Yet of all the things that might mark the 10th anniversary of "Bridget Jones's Diary," an anthology titled "This is Not Chick Lit: Original Stories by America's Best Women Writers," edited by Elizabeth Merrick, might be the most unexpected gift of all.

"When 'Bridget Jones's Diary' came out in 1996, as a young woman writer, I was just elated," recalls Merrick, a New York author and writing instructor. "Then it just got harder and harder to find literary works by women."

The fictional empowerment of chick-lit heroines, it seems, comes with a real-life cost: less attention paid to serious women scribes. Merrick points out that as the Jonathans -- that's Jonathan Franzen, Jonathan Lethem, and Jonathan Safran Foer -- saw their careers take off for the literary stratosphere, many of their female contemporaries found their own work languishing, receiving less press and sales than their male counterparts.

All, that is, except for chick-lit writers. By 2004, Publishers Weekly was estimating more than 200 chick-lit tales were being published annually, even as women remained dismally unrepresented in literary magazines and op-ed pages.

Merrick, 33, is not the first to wonder about the effect of chick lit on women's writing. Over the past few years, novelists Francine Prose, Beryl Bainbridge and Doris Lessing have all attempted to take on the lack of respect they feel is accorded to serious writing by women. But Merrick and her inflammatory title touched a nerve in the collective conscious the others had not.

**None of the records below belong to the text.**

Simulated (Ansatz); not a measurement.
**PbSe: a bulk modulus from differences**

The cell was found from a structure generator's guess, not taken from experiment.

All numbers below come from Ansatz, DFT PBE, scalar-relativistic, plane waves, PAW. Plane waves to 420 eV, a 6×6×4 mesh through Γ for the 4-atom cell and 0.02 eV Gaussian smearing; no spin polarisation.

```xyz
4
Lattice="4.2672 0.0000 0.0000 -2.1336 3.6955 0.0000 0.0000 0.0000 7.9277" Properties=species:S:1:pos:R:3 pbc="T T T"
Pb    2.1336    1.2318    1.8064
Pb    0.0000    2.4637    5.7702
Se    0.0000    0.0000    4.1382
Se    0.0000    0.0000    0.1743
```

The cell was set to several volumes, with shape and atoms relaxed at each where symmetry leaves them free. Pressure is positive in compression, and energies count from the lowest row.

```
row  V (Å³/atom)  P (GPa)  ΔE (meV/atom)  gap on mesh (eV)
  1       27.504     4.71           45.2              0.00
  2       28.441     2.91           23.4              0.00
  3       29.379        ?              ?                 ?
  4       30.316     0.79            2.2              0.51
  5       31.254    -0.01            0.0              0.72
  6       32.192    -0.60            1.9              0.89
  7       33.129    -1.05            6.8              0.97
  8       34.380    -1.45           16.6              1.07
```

When Random House last year announced the forthcoming publication of "This Is Not Chick Lit," with contributions from such A-list writers as Jennifer Egan and Aimee Bender, the roar of outrage from the literary blogosphere was immediate. "We've got the country's (self-proclaimed) best women writers turning up their noses at their fellow women authors' more commercial efforts," wrote one of the most famous chick-lit authors of them all, Jennifer Weiner, whose works include the novels "Good in Bed" and "In Her Shoes."

This was, in some ways, a followup to a post Weiner had made on the popular lit blog Beatrice.com earlier in the year when she wrote, "The best chick-lit books deal with race and class, gender wars and workplace dynamics, not just shoes and shopping." As for more literary works, she noted their depressing insistence on exploring "death (often sudden), regret and disappointment (always permanent)."

Soon plans were announced for a competing anthology, "This Is Chick Lit," edited by Lauren Baratz-Logsted. "Where do these women get off naming themselves 'America's Best Women Writers?," she wrote on Beatrice.com. "The reason chick lit sells in such great abundance is that it provides readers with a reliable form of entertainment. Is there something wrong with this?"

Many say no, seeing positive qualities in the genre. "Women have professional opportunities they didn't have in earlier generations, but now women have to find a lasting personal relationship while running a corporation. The old demands on women have not disappeared," notes Suzanne Ferriss, an English professor and co-editor of the nonfiction anthology "Chick Lit: The New Woman's Fiction." "A lot of people say chick lit is escapist froth. We think they are wrong. It is trying to engage with real women's lives."

It is indeed true that many women -- myself included -- can viscerally identify with the problems chick-lit heroines face. I will never again sign up to deliver snacks to my son's school without thinking ruefully of Allison Pearson's "I Don't Know How She Does It," in which would-be mistress of the universe Kate Reddy finds herself smashing in store-bought mince pies in the middle of the night to make them look homemade. Nonetheless, the cry that chick lit deals with real women's concerns in a relatable way while literary fiction spins off into greater degrees of irrelevance is somewhat disingenuous.